Homelab

Build your own infrastructure — practical guides for virtualization, containers, networking, storage, monitoring, and automation. From a real homelab, not a textbook.

Last updated:

Table of Contents
  1. 01Proxmox VE Setup
  2. 02Docker Fundamentals
  3. 03Tailscale Mesh VPN
  4. 04Self-Hosting Essentials
  5. 05NAS & Storage
  6. 06Monitoring Stack
  7. 07Backup Strategy
  8. 08Network Segmentation
  9. 09Reverse Proxy
  10. 10GPU Passthrough
  11. 11Home Automation
Proxmox VE virtualization setup with VMs and containers
1

Proxmox VE Setup

Install Proxmox VE, configure your first virtual machines and containers, set up storage pools, and understand clustering basics. The foundation of every serious homelab.

Why Proxmox?

Proxmox Virtual Environment (VE) is a free, open-source hypervisor based on Debian Linux. It combines KVM for full virtual machines and LXC for lightweight containers in a single web interface. Unlike ESXi (which went paid-only in 2024), Proxmox is completely free for homelab use.

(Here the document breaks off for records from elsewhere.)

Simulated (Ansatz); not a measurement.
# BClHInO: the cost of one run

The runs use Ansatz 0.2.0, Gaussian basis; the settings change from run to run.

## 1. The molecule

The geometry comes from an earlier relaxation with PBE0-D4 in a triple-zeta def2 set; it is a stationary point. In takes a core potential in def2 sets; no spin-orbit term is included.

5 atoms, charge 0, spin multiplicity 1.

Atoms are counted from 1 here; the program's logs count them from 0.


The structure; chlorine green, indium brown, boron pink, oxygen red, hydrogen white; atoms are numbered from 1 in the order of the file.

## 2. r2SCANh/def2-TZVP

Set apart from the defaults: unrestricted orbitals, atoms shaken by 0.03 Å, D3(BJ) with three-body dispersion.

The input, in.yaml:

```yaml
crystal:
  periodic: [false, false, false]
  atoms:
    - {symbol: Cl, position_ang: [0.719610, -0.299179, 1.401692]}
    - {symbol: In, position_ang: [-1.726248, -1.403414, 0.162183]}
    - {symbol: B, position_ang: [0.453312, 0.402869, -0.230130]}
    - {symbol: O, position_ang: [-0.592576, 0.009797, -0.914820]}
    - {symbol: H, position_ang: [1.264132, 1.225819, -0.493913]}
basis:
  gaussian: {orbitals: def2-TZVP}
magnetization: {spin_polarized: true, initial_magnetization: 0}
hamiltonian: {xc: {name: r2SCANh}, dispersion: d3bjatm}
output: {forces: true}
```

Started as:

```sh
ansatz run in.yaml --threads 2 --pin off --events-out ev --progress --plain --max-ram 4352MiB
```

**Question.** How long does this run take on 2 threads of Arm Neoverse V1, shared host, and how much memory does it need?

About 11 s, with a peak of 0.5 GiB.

It’s what most homelabbers run, and for good reason: it’s stable, well-documented, and has an active community.

Installation

  1. Download the ISO from proxmox.com/downloads
  2. Flash to USB with Rufus, Balena Etcher, or dd
  3. Boot from USB, follow the installer (choose ZFS mirror if you have two drives)
  4. Access the web UI at https://your-ip:8006
First thing after install: Disable the enterprise repo and enable the no-subscription repo. Edit /etc/apt/sources.list.d/pve-enterprise.list and comment out the enterprise line, then add the free repo.

VMs vs Containers

  • VMs (KVM) — full virtualization. Run any OS (Windows, Linux, BSD). Higher overhead but complete isolation. Use for: Windows, anything needing a full kernel, untrusted workloads
  • LXC Containers — lightweight, share the host kernel. Lower overhead, faster startup. Use for: Linux services (Pi-hole, Nginx, databases), anything that doesn’t need a separate kernel

Rule of thumb: use containers for everything you can, VMs for everything else.

Storage Configuration

  • local — default storage on the boot drive. Good for ISOs and templates
  • local-lvm — LVM thin pool for VM disks. Default for new VMs
  • ZFS — if you chose ZFS during install, you get snapshots, compression, and data integrity for free
  • NFS/CIFS — add network shares for backups or shared storage

Clustering

If you have 3+ Proxmox nodes, you can create a cluster for:

  • Centralized management (one web UI for all nodes)
  • Live migration (move running VMs between nodes with zero downtime)
  • High Availability (auto-restart VMs on another node if one fails)
Important: Never create a cluster with fewer than 3 nodes. A 2-node cluster loses quorum if one node goes down, which can cause split-brain and data corruption.
Docker containers, Compose, networking, and volumes
2

Docker Fundamentals

Containers, Compose files, networking, volumes, and best practices. Docker is the engine that runs most self-hosted services — understanding it properly saves countless hours of debugging.

Containers vs VMs

A container is not a lightweight VM. It’s an isolated process (or group of processes) that shares the host’s kernel but has its own filesystem, network, and process space. Think of it as chroot on steroids with cgroups for resource limits and namespaces for isolation.

Docker Compose

Running docker run commands with 20 flags is unmaintainable. Docker Compose lets you define multi-container applications in a YAML file:

  • Define services, networks, and volumes in one file
  • docker compose up -d starts everything
  • docker compose down stops and removes containers
  • docker compose pull updates images
Best practice: One docker-compose.yml per service (not one giant file for everything). This lets you update, restart, and manage services independently.

Networking

  • Bridge (default) — containers get internal IPs, publish ports to host with -p
  • Host — container uses host’s network stack directly. No port mapping needed. Use sparingly
  • Macvlan — container gets its own IP on your LAN. Useful for services that need to be on the same subnet as physical devices

Create custom bridge networks for inter-container communication. Containers on the same custom network can resolve each other by container name.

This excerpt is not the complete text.